It’s only our second shoot and
I’m wondering if our subjects are trying to complicate identity
issues more for me or just trying to say something like “Hey…I
can be a Cowboy and still be Chinese” or “I can be a Christian
living in the midst of religious conflict and still be Chinese
too”. As my stream of conscious wanders, I’m distracted by the
Klezmer Hip Hop tuning in from a near by radio in the kitchen.

We check out and say goodbye to everyone before heading off to
Jerusalem, taking the scenic route through Nazareth along the
Sea of Galilee to avoid possible snipers. Cheuk is exhausted
from the driving after we passed the Jordan River. I take over
with the West Bank ahead. Driving into Jerusalem through rush
hour traffic was quite a kamikaze ordeal. After much getting
lost, we find my bed and breakfast and Cheuk flies home early
while I stay behind for a few more days.
I spend the next few days shooting (not literally) diverse faces
and different neighbourhoods in and around Jerusalem, Old City
and Bethlehem. I’m told to avoid the Arab quarters by the
Israelis and the Arabs tell me not to tread too deep into Jewish
neighbourhoods. At night, I mostly look for Swiss-run (neutral)

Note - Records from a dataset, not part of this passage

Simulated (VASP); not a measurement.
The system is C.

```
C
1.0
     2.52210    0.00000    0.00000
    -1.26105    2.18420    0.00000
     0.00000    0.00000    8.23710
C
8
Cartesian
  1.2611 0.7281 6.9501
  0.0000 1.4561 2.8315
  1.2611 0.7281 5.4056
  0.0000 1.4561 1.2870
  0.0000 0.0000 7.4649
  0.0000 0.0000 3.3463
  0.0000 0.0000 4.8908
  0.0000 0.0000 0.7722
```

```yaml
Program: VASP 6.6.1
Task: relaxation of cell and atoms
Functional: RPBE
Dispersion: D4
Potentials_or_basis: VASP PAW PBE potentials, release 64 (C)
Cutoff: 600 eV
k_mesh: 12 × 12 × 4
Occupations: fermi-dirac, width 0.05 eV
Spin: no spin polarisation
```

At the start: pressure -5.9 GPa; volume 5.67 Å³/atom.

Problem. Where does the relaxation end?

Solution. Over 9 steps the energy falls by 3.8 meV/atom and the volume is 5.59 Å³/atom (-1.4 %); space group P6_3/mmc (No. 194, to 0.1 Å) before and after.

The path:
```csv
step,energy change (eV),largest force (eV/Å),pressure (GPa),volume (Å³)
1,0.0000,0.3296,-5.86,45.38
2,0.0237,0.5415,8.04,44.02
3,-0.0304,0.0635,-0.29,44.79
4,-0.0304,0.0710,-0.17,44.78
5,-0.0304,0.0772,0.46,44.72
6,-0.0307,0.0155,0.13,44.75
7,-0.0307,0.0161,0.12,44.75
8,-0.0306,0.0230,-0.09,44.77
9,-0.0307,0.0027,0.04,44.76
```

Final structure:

cyber cafes to check for e-mail… just kidding about the Swiss
part.
Sexy babes in army fatigues are a common sight here. Living in a
country where you’re surrounded by potential enemy attacks,
every soldier must carry their automatic assault weapon even
during off-duty hours in bars and discos. After causing a domino
affect on a row of Uzi’s leaning up against the bar, I meet
Rachel. She invites me to join her to bath at the salt springs
in the Dead Sea after I asked if that was her Uzi or is she just
happy to see me? Yeah… so I’m a bit cliché… but what else are
you gonna say to a hottie in uniform? Especially one with an
Uzi.
Rachel and I spent the next forty-eight or so hours together. I
can’t say that it was a “till sunrise” experience. We both knew
that a Saba would never leave Israel and I could never see
myself living there. So we made the best of forty-eight hours,
spent the night together, went to the Dead Sea the next day.
After that, we could only stand each other long enough for a
sweet goodbye at the airport as the sulfur from the salt springs
made both of us stink like rotten eggs. Nonetheless, it was an
amazing forty-eight hours and my former girlfriend has become
more or less a faded memory.
The airport experience was the worst I’ve ever had. Thank God I
gave myself plenty of time. I was grilled and interrogated by
midget cops for nearly three hours. Standard interrogation
tactics, but really annoying. I was cooperative until they blew
up one of my lamps. After that I just lost it and demanded to
speak to Canadian authorities, US cash for compensation and told
them to kiss my sulfur-clad ass. Since I lived to tell the tale…
it’s needless to tell you that I got my US cash in a neat pile
without any paper work and was personally escorted to my gate by
head of security but they never did kiss my sulfur-clad ass.